"Education: A Debt Due from Present to Future Generations"- George Peabody, 1852

PEABODY SCHOOL HISTORY PROJECT

PROJECT MOTTO:

 


"EDUCATION: A DEBT DUE FROM PRESENT TO FUTURE GENERATIONS."

 

One of the poor children who benefited from John Endecott’s order lived on the Old Boston Road (Washington Street) at the turn of the nineteenth century. The few years of schooling that George Peabody received during his lifetime were spent at the first school in the Center district located on the square in the southern village of Danvers (now Peabody).

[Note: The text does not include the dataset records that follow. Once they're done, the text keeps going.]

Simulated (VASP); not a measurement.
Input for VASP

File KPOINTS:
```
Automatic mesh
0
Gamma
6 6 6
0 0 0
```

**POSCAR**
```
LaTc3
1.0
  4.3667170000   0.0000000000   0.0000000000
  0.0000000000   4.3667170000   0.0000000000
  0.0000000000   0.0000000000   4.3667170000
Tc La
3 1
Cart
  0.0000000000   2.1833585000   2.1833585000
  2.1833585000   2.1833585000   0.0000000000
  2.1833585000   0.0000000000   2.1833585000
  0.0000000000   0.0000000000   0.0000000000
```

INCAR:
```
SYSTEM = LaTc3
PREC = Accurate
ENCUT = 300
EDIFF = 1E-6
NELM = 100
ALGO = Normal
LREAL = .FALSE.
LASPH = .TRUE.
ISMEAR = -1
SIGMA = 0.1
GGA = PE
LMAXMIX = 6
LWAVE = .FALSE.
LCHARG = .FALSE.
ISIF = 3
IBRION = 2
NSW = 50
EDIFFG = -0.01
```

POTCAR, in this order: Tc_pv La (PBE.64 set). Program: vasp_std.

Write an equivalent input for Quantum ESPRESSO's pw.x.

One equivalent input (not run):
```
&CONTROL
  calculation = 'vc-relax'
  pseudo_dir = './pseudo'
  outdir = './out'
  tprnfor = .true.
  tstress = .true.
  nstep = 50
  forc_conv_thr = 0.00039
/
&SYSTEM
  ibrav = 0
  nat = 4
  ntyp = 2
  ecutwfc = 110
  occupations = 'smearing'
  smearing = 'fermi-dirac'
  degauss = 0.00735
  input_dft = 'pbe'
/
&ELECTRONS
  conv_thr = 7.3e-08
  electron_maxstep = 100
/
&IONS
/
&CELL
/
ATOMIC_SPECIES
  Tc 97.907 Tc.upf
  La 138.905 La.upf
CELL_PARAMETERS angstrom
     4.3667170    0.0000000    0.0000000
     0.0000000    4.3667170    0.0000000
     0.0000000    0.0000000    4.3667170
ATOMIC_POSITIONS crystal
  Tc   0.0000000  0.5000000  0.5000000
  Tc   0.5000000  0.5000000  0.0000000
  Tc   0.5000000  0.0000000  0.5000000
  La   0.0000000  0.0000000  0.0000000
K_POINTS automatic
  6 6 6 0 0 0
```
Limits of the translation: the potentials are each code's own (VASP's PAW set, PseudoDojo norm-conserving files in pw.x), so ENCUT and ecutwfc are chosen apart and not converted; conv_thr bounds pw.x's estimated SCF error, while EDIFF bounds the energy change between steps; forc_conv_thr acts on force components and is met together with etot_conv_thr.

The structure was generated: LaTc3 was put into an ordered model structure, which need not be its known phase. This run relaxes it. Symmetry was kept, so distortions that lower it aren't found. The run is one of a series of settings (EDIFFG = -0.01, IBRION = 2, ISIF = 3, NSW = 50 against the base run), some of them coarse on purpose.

After attaining great success and wealth, Peabody never forgot the education he received in the common schools. He was invited by town officials to attend the celebration in June 1852 that marked the one hundredth anniversary of the separation of Danvers from Salem,

 

Danvers Centennial Celebration, 1852 – Tents erected in the South Parish

From a woodcut in "Gleason’s Pictorial" published in Chronicles of Danvers by Harriet Sylvester Tapley.

 

Peabody declined the invitation in a letter from London, dated 26th May, 1852. "I should have the greatest pleasure in joining in your interesting celebration there, if possible. The early associations of my life are clustered around our ancient town. It was, as many of you know, in a very humble house in the South Parish that I was born, and from the Common Schools of that Parish, such as they were in 1803 to 1807, I obtained the limited education my parents means could afford; but to the principles there inculcated in childhood and early youth, I owe much of the foundation for such success as Heaven has been pleased to grant me during a long business life. Though my manhood, before coming to England, was spent in Baltimore, (which shares with my native town in my kindest feelings,) I still cherish the recollections of my earlier days, and anticipate, with much pleasure, a visit to the Old Parish, that I may witness the great strides I am told you have been making in wealth and improvements." (Account of the Centennial Celebration at Danvers, Mass., 1852, p. 167-171.)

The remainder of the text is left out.